There are many more scenarios, and the detection sophistication has increased with smarter spammers trying to hide the obvious markers. It’s been quite an interesting challenge and to suit this the focus has moved from Gnome Evolution on the client side to Mozilla Thunderbird to make integration development easier (allegedly).

The (assumed) hosted email solution feels like it works in every model and putting an MTA to act as an initial filter is definitely an option. I’ve gone through two different email providers in the last year, eventually settling on one which provides expression-based, domain-based and indicator (SPF, DMARC) based blocking rules. More importantly the latest provider allows org-level choices about whether to quarantine or simply reject email entirely based on your rules.

In this scenario I didn’t feel the RD MTA was needed – plus that’s one less component to maintain.

High Level View

It’s a pretty simple layout, and all spam-detection events are carried through to a dedicated topic for later use in analysis. You don’t need the whole emails for this and attachments aren’t necessary at all but security is key here. Later iterations will use the event stream for real-time analysis, but I don’t have the time or the driver to complete that just yet (other projects are now taking priority).

Given the ready availability of ML in all three of the big cloud vendors, it won’t be too difficult to provision ML-ops to do the job. Defining the logic for the learning models… well that’s a lot more difficult!

For now though, simple grouping of events by recipient, date and sender email will show the patterns of distribution of data. I can easily discern who sold which data-set to whom, and roughly when they started using it.

Dingo’s Future

A plateau has now been established with the core rating operating as a systemd service, hosting a plain API, callable from any client – Thunderbird extension, Postfix or another plugin type. The caching tier is currently being moved from dev into cloud ops, and this very blog will likely follow suit. Having effectively ditched Ionos to go back to a combination of Azure and AWS should make this a lot more manageable (and cheaper too).

It’s fully operational and has been cataloguing events for some time now, so I suspect I’ll let it carry on in the background for a whole whilst getting some of my other projects back into shape. Next steps? Well that’s absolutely shiny toy territory…. automated generation of new detection rule sets, based on real-time analysis of potentially undetected spam events. The decision engine will be allowed to operate from automatically generated rule sets.

It’s been very satisfying to see the Dingo decision engine quietly push all the Trumptard spam, phishing scam and data trader-initiated emails into the deleted folder without needing to check with me – the only reason I knew they were there was because I just couldn’t resist checking up on the results!

MariaDB & MySQL

MariaDB & MySQL

The transport layer security dance. Like it?

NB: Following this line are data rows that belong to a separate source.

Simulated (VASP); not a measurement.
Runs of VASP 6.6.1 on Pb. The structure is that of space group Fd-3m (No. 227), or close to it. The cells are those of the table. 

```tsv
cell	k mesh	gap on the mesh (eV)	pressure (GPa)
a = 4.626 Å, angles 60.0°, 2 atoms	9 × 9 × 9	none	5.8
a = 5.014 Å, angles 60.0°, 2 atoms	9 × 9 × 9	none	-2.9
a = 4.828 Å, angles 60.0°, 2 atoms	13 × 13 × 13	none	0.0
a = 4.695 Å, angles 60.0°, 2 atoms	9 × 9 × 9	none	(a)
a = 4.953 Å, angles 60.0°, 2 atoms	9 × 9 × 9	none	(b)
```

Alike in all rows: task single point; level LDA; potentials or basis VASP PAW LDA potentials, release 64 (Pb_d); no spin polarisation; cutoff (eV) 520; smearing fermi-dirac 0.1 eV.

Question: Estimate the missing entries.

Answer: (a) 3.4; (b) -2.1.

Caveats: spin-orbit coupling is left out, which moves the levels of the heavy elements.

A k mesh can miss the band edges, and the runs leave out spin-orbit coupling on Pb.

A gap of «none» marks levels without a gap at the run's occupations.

I was pretty disappointed with both these RDBMS, having been catching up on the latest recently. For almost the last fifteen years I’ve been involved with high-transaction rate, low-latency platforms and solutions – almost entirely focusing on MS SQLS, Oracle and PostgreSQL in the relational world. Other non-relational solutions provide in other areas of capability, but MySQL isn’t really capable of the “big stuff” on it’s own (without some serious middleware a.k.a. Google and Wikipedia) but it’s been a favourite of mine in the past where SME-level solutions have needed open-source approaches.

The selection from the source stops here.